Here’s the Scoop: Cockeye Ice Cream Poised for Growth with New Building

WARREN, Ohio – “We love to sell food that people like to eat,” said Ben Hoover of Cockeye BBQ and Creamery.

That’s an understatement.

The Hoover family’s company is known for its delicious barbecue and ice cream. Soon, it will add pizza to that list.

The four members of the family are keeping up with rapidly growing demand for their ice cream at their new production building at 387 Chestnut Ave. NE. The building is also used as a distribution hub for the barbecue restaurant.

The company purchased the 12,000-square-foot structure in 2022 for $300,000 and spent well over $250,000 to renovate it and purchase equipment for ice cream making and storage.

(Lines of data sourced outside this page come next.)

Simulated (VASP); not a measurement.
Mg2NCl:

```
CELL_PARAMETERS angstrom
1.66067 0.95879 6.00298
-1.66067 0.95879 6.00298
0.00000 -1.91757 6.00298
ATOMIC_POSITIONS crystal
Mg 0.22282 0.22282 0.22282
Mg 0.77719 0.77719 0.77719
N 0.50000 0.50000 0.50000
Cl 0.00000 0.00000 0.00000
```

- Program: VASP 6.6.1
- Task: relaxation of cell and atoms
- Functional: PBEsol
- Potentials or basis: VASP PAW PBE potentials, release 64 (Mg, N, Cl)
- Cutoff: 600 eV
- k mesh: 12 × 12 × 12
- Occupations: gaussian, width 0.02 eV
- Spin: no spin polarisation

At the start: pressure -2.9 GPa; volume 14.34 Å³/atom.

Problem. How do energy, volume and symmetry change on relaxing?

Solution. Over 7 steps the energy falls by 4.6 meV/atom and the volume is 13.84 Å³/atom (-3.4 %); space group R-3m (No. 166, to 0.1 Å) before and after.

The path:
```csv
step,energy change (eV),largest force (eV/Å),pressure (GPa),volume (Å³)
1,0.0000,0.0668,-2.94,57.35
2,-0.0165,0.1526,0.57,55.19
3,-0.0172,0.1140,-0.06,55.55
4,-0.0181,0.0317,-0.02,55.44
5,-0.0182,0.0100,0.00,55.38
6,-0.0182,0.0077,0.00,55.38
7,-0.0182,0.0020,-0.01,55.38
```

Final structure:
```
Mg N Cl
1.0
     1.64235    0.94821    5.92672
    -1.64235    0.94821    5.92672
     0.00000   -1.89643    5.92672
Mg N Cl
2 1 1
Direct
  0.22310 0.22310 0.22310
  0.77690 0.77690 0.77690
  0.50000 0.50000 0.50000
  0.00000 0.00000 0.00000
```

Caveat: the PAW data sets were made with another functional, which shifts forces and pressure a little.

Cockeye Creamery’s new production building is located at 387 Chestnut Ave. NE, Warren.

With the ice cream line shored up, pizza will be the next project.

Ben Hoover runs the kitchen at Cockeye BBQ, 1805 Parkman Road, on the city’s West Side.

He will also run Franky’s Pizza and Deli, which is slated to open in September in a prominent building near the intersection of North Park Avenue and Scott Street, just north of downtown. It’s a well-known building, because of a mural on its side wall that welcomes visitors to Warren’s Garden District neighborhood.

Ben’s parents, Erik and Stacey Hoover, launched Cockeye BBQ in 2015, and it has since become one of the Mahoning Valley’s favorite restaurants.

His brother, Max, launched Cockeye Creamery in 2019 in a building the family built next to the restaurant. It has since expanded into retail distribution, winning numerous awards along the way.

The Hoovers have created Edgar Joseph Group as an umbrella corporate entity for their holdings. Edgar and Joseph are the middle names of Max and Ben.

Chef Erik Hoover founded Cockeye BBQ & Creamery with his wife, Stacey.

Cockeye Creamery produced 10,000 gallons of ice cream in 2023 and is on pace to make 15,000 to 20,000 gallons this year, according to Max Hoover.

The ice cream is sold not only at the scoop shop on Parkman Road, but also in Giant Eagle and other local markets, farm markets, pizza shops and coffee shops. Cockeye also produces a specialty ice cream exclusively for a group of high-end Cleveland restaurants.

Plans call for opening a second scoop shop in Mahoning County that would be the first of several, Max said.

The creamery currently has just one employee other than Max, but he expects to eventually have a staff of 10.

Pizza Shop

Franky’s Pizza will be the Hoovers’ first foray into pizza, but the decision was a natural one for them.

“It’s a market where Italian food has such a strong foothold and is so important to our community,” Ben Hoover said.

While a student at Culinary Institute of America in Hyde Park, N.Y., he grew fond of the many pizza shops in New York City.

The traditional New York pizza is a giant slice from a circular pie with a thin crust. But Franky’s will produce a pizza that blends the best of the New York and Mahoning Valley styles.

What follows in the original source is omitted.